When my wife was in graduate school, it gave her enormous pleasure to go to class with her arse so sore from my spankings that I stayed on her mind all day. “Maybe I should journal about our play, so that if something happens to me,” she mused, “you won’t be blamed for it. Maybe I should chronicle it all in detail so it’s explicit: ‘yes, the bruises are from my husband, but it was consensual. Don’t suspect him; he’s not your guy.’” Then she would laugh.
Dark humour aside, her concern is not crazy. The practices of bondage and discipline, dominance and submission, sadism and masochism, or BDSM, are more on the radar of popular culture than ever. Yet, they remain sufficiently taboo that the default presumption about bruises on a partner is that they are signs of domestic abuse rather than sexual fun. Some critics even go so far as to suggest that BDSM is always wrong, even with consent. That fact caused my wife to wonder aloud, “Does enjoying this make me a bad feminist?”
Sometimes I ask myself the same question. How do I reconcile my strongly held belief in gender equality with a fetish for dominating my wife in the bedroom? Does anything scream patriarchy more than a man tying a woman up and having his way with her? What does it say about me that I get off on that?
This query is further complicated by the fact that I also enjoy feminizing men in the bedroom (another taboo: my wife and I are both polyamorous and bisexual). As a bi guy, I have found that some gay men see me as more masculine because I sleep with women, and this is a turn on for them. I once had a date tell me, “I don’t want you to acknowledge that I even have a penis. Fuck me like a woman.” In other words, he wanted me to feminize him.

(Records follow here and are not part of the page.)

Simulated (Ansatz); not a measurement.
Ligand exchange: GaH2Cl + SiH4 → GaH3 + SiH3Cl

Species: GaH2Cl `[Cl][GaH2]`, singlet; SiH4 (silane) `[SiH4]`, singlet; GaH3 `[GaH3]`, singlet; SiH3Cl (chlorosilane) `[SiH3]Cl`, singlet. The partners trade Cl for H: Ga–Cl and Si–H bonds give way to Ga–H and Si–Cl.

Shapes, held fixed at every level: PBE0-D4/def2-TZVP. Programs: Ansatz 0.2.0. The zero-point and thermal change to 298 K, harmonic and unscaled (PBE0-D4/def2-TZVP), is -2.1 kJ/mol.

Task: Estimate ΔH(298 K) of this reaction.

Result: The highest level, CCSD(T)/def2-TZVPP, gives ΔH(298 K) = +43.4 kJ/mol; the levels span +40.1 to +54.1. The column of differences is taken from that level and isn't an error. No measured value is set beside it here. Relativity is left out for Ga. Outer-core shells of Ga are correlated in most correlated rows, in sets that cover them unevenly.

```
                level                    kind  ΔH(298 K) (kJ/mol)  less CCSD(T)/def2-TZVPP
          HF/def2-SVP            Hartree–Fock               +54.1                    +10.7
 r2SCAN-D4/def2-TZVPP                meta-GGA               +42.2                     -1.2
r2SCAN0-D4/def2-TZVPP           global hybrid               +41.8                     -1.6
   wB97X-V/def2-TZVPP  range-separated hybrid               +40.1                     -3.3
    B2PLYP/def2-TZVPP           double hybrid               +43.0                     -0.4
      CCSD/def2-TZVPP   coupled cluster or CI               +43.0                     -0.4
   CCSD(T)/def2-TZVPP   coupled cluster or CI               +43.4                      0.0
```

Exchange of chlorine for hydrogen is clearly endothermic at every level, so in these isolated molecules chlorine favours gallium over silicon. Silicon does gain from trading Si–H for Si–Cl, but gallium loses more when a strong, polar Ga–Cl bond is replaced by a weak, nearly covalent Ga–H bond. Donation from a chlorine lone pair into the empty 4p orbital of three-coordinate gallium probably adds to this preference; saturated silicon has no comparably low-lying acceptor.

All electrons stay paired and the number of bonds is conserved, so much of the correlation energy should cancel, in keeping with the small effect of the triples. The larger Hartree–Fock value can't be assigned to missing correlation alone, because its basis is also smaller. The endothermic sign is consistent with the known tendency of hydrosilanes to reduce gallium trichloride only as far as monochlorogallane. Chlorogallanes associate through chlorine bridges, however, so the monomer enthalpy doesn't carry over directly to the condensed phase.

The rational part of me knows that all these gender and sexual stereotypes are rubbish. Truth be told, so do all of my partners. As a horny guy with a fetish for dominance, though, the prospect of making another man (or woman) “my bitch” is sexy. The fact that I know it is “wrong” makes it even more exciting. In my circles, sexism and homophobia are among the greatest of taboos, and what is a fetish if not the violating of taboos for sexual gratification?
My egalitarian values, along with those of my partners, stand in sharp contrast to the sexist and homophobic views of my father. For example, my father once told my wife that he didn’t think a woman could be president because “They are too sensitive.” His views on homosexuality and bisexuality are not much better. It would be very reassuring to him, I am certain, to know that I always top and am thus “the man” in my sexual relationships, but I refuse to give him that comfort. Instead, I let him worry. Sexism and homophobia need to be disrupted, and if letting him think that his son takes it in the arse forces him to confront his bigoted beliefs, then so be it.
Of course, much of this difference between my father and I is the result of our generational divide. But not all of it. Plenty of men from his generation have managed to catch up with the times. I cannot help but suspect that his attitudes toward women are at least part of the reason he is still single so many years after my mother divorced him.
Still—am I kidding myself by drawing such a distinction between myself and my misogynistic father? Is my fetish for dominating women and feminizing men really compatible with my feminist beliefs, or am I just a sexist, homophobic pig in lipstick?
It would be naïve of me to try to avoid these questions. In the end, though, I believe it is possible to be a feminist on the streets and still role play in the sheets. Reconciling feminism with my fetish is a nuanced undertaking that requires a careful separation of my beliefs about gender equality in society from the role I play in the bedroom.
Informed consent is key—because without both my and my partners’ feminist critiques of the gendered roles we are engaging in through our play, we cannot properly consent to embracing or rejecting them. If, as is the case in too many circumstances, my wife had been conditioned by society to believe that a woman’s job is to submit to her husband and she had never learned otherwise, then her consent to these practices could not be truly informed. Similarly, if my boyfriend were struggling with profound internalized homophobia, his consent to the humiliation play could not be informed. Every partner involved must have a healthy understanding of and appreciation for feminism and LGBT rights in order for this kind of role play to be ethical.
Most fetishes are based upon taboos. It is only because I recognise that sexism and homophobia are wrong that it is possible for me to fetishise the violation of these taboos. It is only a fetish because I do not in fact hold these sexist and homophobic attitudes. I get off on pretending that I do, and so do both my female and male partners. Ultimately, I believe it is this distinction that makes me a feminist man with a fetish for role play, and not just another sexist prick. Navigating this in-between space isn’t easy, nor should it be. If I thought I had all the answers and never questioned myself, then I truly would be a bad feminist.